By Sonja Lukassen
One of the many wonders of autumn weather is cooling temperatures. The bugs retreat, the air is fresh, and the leaves start to change colour- it’s so beautiful. Along with this cooling weather comes the added challenge of being prepared for and managing rainy and puddly fall days. Rain in the summer is a delight, rain in the fall can be fun that leads to damp, withering chill. Once children are wet and cold they get uncomfortable and it becomes really hard to have a good time or to follow our curiosity and imaginations.
Hiking to the Deep Dark Woods on a rainy day, not a frown or concern in sight.
There will be nuances based on the age of children, location of a program, and amenities available on site, but making room for individual differences, here are some helpful steps to prepare your child to weather a rainy or puddle-splashy day on the land with a smile on their face.
The Clothing System– This is pretty much the same process that would work for the winter, but not quite as thick and warm. That makes sense, since the goal in both seasons is to minimize damp and cold and to maximize warmth and dryness.
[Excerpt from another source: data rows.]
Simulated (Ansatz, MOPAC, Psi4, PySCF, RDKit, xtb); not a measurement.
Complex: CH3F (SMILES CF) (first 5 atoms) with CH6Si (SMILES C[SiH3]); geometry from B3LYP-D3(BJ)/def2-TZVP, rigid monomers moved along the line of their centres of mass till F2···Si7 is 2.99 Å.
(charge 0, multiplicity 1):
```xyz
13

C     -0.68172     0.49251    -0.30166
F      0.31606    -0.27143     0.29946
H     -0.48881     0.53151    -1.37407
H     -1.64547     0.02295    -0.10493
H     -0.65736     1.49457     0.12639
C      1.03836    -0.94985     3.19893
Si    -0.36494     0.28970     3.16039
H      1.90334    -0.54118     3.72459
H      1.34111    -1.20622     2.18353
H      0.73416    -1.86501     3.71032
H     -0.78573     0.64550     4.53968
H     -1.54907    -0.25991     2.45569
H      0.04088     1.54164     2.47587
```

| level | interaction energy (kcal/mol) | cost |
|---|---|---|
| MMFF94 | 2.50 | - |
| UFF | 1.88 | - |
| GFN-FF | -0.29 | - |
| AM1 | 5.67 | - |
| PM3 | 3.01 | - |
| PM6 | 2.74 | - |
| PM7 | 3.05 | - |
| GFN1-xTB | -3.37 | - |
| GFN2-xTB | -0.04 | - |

Start with a Warm Base Layer– Wearing warm clothes against our skin can help us stay warm and dry all day. Synthetic fabric like polyester, or natural fabric like wool or silk, are really great choices because they wick moisture away from the body and help us stay warm even if they’re wet. Cotton is a great fabric when we’re trying to stay cool but it works against us once it’s wet, holding the cool and damp in. Polyester long johns are available many places. Many pyjamas are polyester, too, and are pretty fun to wear all day!
Some children opting for hoods on a rainy day.
Next have a Warm Insulating Layer– For rainy, wet days that are above 15 degrees, this layer will be unnecessary, but as the temperature drops, more layers become essential. This can be a fleece or a wool sweater and fleece pants. Again, a sweatshirt made of cotton might be warm and cozy on a dry day but will soak up the rain like a towel. This layer doesn’t have to be thick. There are pros and cons of the sweater having a hood- the hood can be put up to keep the rain out and for added warmth but when it isn’t up it’s just exposed to the rain and gets soaked.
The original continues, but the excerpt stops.